Miss Lorimer, a Peter Jones Buyer in Asia

A page from a 1926 Peter Jones catalogue, advertising oriental white silks

Spedan, woman graduates and oriental rugs

By 1925, John Spedan Lewis was very anxious to bring a touch of the exotic to Peter Jones, and he clearly hoped to extend the shop’s range with specialist carpets and curtains brought in from the East. Spedan felt that he had found the perfect candidate to undertake a buying expedition to Asia, a Miss F Lorimer. Lorimer was a friend of Mrs Lewis from their time together at Somerville College, Oxford, and significantly, appears to have been an acknowledged authority on oriental artefacts, with a specialist interest in rugs. The emergence of Lorimer was also timely, for Spedan was highly keen at this point in time to attract woman graduates to the Partnership.

Put to the committee

Spedan put his idea to the Peter Jones Economy Committee in 1925 in his capacity as Merchandise Director. He urged the members to support his proposal that ‘a total sum of…£300…be voted for the remuneration of Miss F Lorimer’ to pay her for her services over a 12 month period starting on the 1st March that year. According to Spedan, her purpose would be to travel to Asia in order to buy

Carpets and other goods on the frontier of India and at other point which one or more Asiatic as well as European middle-men would be cut out.

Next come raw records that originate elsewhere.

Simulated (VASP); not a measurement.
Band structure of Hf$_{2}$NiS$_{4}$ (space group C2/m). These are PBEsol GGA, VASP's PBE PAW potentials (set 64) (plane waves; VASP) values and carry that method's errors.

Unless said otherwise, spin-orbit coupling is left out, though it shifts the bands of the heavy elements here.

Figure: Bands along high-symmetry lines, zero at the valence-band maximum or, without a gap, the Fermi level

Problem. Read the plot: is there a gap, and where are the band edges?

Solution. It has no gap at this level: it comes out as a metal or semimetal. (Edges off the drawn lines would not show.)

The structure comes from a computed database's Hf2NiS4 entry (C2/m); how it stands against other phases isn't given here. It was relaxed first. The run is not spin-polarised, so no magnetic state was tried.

Spedan spearheads trip himself

Despite making clear his opinion to the committee that the experiment would work, in the end only Mrs Lewis supported it. The proposal was defeated. Undeterred, Spedan took the decision to fund Miss Lorimer’s trip himself! In due course, Miss Lorimer was brought into the Peter Jones fold, and in a series of memos written in June and July 1925, was briefed by Spedan on how to approach her buying mission in India.

What to buy

According to these memo’s, she was encouraged to investigate numdahs (embroidered Indian felt rugs), bedspreads and semi precious stones. Equally, she should avoid furs altogether and buy rugs on a singular basis. Shawls, coffee tables and baskets could be sourced in the Punjab, and could Spedan please have some owls and humming birds for his own collection!

Questionable success

Merchandise began to filter its way back to the UK from November onwards. Around this time, Spedan ordered that a special a of the ground floor at Peter Jones be cleared to receive the stock as it came through.

However, when Miss Lorimer returned, she was told to sell her stock to museums and other parties, as it seems that customers were less enamoured with the oriental goods than Spedan Lewis had premised. A further buying trip scheduled for 1927 was also cancelled.

The lasting impact of Miss Lorimer

After being offered a permanent post at the British Museum soon after getting home, Spedan countered the offer with a permanent position for Lorimer at Peter Jones. By September 1926, she had become the Buyer of Foreign Carpets. Sadly however, she left the business in 1932. Despite only seven years in the Partnership, Lorimer’s influence was destined to be far longer lasting. Customers can now buy products from all over the world, and designs and pieces influenced by Lorimer’s work can still be bought in-store today.